January 16, 2005 by Canadian Underwriter
On the heels of publishing its claims study, Newfoundland’s Public Utilities Board (PUB) is asking for public input to a series of insurance hearings.
The first hearings will deal with auto insurance, with the completion of the PUB’s study of closed auto claims. That study, published last week by Mercer Oliver Wyman, suggests there would be significant savings if a cap were put in place on non-economic, or “pain and suffering” awards for minor injuries under specific definitions.
In fact, if the current $2,500 deductible on such awards is removed, placing a $2,500 cap on damages (as has been done in other Atlantic provinces) would result in 11% (or $101 on average) savings, while implementing a $2,500 deductible results in just 3% (or $32 on average) savings.
In order for such savings to materialize under the cap, the definition of minor injuries needs to include: an injury which does not result in permanent serious disfigurement, or permanent serious impairment of an important bodily function caused by continuing injury which is physical in nature.

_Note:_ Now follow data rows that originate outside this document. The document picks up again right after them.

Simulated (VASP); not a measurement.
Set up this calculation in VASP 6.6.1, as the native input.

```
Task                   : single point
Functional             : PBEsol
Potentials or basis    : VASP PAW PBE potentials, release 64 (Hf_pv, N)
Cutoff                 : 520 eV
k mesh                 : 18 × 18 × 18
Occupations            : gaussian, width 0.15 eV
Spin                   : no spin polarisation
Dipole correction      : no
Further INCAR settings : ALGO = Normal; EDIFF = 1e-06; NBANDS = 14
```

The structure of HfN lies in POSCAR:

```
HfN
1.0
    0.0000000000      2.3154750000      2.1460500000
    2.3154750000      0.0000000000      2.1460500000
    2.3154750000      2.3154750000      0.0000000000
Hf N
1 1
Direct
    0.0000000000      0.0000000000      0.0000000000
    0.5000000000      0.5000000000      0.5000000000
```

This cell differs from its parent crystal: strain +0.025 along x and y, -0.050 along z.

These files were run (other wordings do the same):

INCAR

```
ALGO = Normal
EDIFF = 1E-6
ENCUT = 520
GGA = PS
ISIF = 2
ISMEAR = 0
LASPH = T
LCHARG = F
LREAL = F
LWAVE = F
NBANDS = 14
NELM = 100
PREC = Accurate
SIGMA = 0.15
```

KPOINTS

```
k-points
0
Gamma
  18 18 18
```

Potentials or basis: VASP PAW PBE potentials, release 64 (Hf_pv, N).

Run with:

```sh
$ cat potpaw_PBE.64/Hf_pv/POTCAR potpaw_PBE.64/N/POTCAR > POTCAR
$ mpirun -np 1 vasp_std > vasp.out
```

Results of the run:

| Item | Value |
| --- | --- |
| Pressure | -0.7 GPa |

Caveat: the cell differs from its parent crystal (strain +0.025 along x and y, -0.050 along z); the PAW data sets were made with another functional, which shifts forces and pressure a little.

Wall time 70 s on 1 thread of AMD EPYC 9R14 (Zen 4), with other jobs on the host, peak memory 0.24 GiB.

Taking the $2,500 deductible into account, the average savings with a $2,500 cap under this definition would be 8% (or $71 on average).
Significant savings would also be realized by increasing the deductible from the current $2,500, the Mercer study notes.
The PUB says it is also finalizing its study of the impact of eliminating rating based on age, gender and marital status. And hearings on homeowners, commercial and marine insurance are also expected in the future.